Project to improve data compression, from your smart glasses to the stars
A Department of Energy-funded partnership between Virginia Tech, Argonne National Laboratories, and the Ohio State University is working to develop a flexible, customizable data compression technique for the future.
Our world is awash with data these days. While that’s true in many aspects of our lives, it’s a pressing issue for applications from augmented and virtual reality systems such as smart glasses to deep space communications, which require large amounts of data to be transmitted and stored continuously or over immense distances in order to perform.
These vastly different use cases — from immersive, dynamic, real-time video to long-range information transmission — present a challenge and an opportunity to create a data compression method that can be customized to the user’s needs.
That’s exactly what electrical and computer engineering Professor Lingjia Liu, part of Virginia Tech’s Institute for Advanced Computing, is working on in conjunction with Argonne National Laboratories and the Ohio State University as part of a $3 million Department of Energy grant-funded project. Their three-headed approach allows each party to bring a specialty to the table to help forward the science and math that make these technological leaps possible.
“This collaboration is a testimony that state-of-the-art knowledge in wireless can be transferred to the design of advanced computing philosophy,” said Liu. “This opens up the door for a whole lot of collaborative work in the domain of computing and communication.”

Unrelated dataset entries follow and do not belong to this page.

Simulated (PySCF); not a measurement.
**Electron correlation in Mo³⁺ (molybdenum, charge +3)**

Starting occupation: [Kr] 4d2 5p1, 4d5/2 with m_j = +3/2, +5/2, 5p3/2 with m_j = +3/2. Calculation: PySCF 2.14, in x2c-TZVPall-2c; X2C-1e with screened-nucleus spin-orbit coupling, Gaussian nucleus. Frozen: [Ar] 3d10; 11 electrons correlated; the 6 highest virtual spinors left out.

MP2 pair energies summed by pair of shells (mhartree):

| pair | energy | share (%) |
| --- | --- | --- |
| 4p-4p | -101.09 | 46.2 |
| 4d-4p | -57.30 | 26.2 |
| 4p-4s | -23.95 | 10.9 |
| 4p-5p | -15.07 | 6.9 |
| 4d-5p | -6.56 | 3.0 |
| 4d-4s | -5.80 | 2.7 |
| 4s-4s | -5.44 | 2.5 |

Just as the computing power arms race continues unabated, so does the race to improve compression ratios, or the factor by which data can be compressed for transmission — the higher the number, the better. In 2016, Argonne hit an upper bounds of a compression ratio around 10. A year later, it had basically doubled that. Several years after that, a new data decorrelation method pushed it to near 50. And now? It can reach 1,000 or more.
According to Sheng Di, computer scientist at Argonne National Laboratory, we don’t know the upper limit of compression ratios because existing information theory was developed before lossy compression, the kind that this project is studying. In that process, some information is discarded — or lost — intentionally, while endeavoring to maintain enough data to deliver the correct result on the other end of the transmission.
“In order to answer these questions, we need some mathematicians, like Professor Liu, to help us,” said Di. “We need to work together because we are the compression experts and Lingjia is the theory expert.”
Liu first started working with Argonne in October 2023, consulting on information theory focused on fundamental limits of data compression, after being introduced by computer science Professor Ali Butt, who had a longstanding relationship with the lab. After almost a year of frequent discussion, they understood he was the right partner for this project.
“It’s not so much cross-institutional as it’s cross-disciplinary,” said Kirk Cameron, faculty lead and interim director of the Institute for Advanced Computing. “There’s a tremendous benefit, particularly here in the D.C. area, of being known as thought leaders in a particular space. And that’s why you get the phone call.”
To that end, Liu was enlisted to develop new information theory to derive the upper bound for compression ratio, or lossy compressibility. His counterparts at Ohio State are working to try to preserve user requirements for different use cases and types of data sets. Argonne is then using those guidelines to work to further improve compression ratios, based on this theory.
What’s novel about this particular project is the compressor’s adaptability depending on the user and use case. If speed is the priority, it can work at up to 500GB per second, close to the memory bandwidth of a GPU. If the compression ratio itself is paramount, it can reach or even exceed that 1,000 mark. Proving that it meets those user requirements within their error bounds — in other words, without losing any information that fundamentally changes the data — could create a customizable model for a wide range of applications.
“We need to understand the user’s requirements and what kinds of metrics or analysis they want to preserve during the lossy compression process,” said Di. “Our compressor is also kind of a framework, which allows users to compose or customize a compression pipeline according to their requirements.”
Just finishing the first year of the three-year project, the research currently is focused on a trio of scientific applications: climate simulation, combustion application, and material science. But Liu sees a broad range of potential applications beyond that, due to the specific novelty of the approach.
“The data set that Argonne is interested in is very complicated with many practical constraints,” he said. “Therefore, the project is really trying to characterize some fundamental limits under realistic constraints that will have significant impacts and guidance on the actual computing algorithm design.”
For wireless and content providers, to satellite operators and space programs, the results of such a highly customizable framework could fundamentally shift what’s possible. And it highlights why these research partnerships are so crucial for continual progress that impacts our lives in ways seen and unseen.
“Whether it’s industry, or national laboratories, or just scientists in general, they take notice of, and they build upon our work,” said Cameron. “Everybody goes back to the source eventually to see what the source is thinking next.”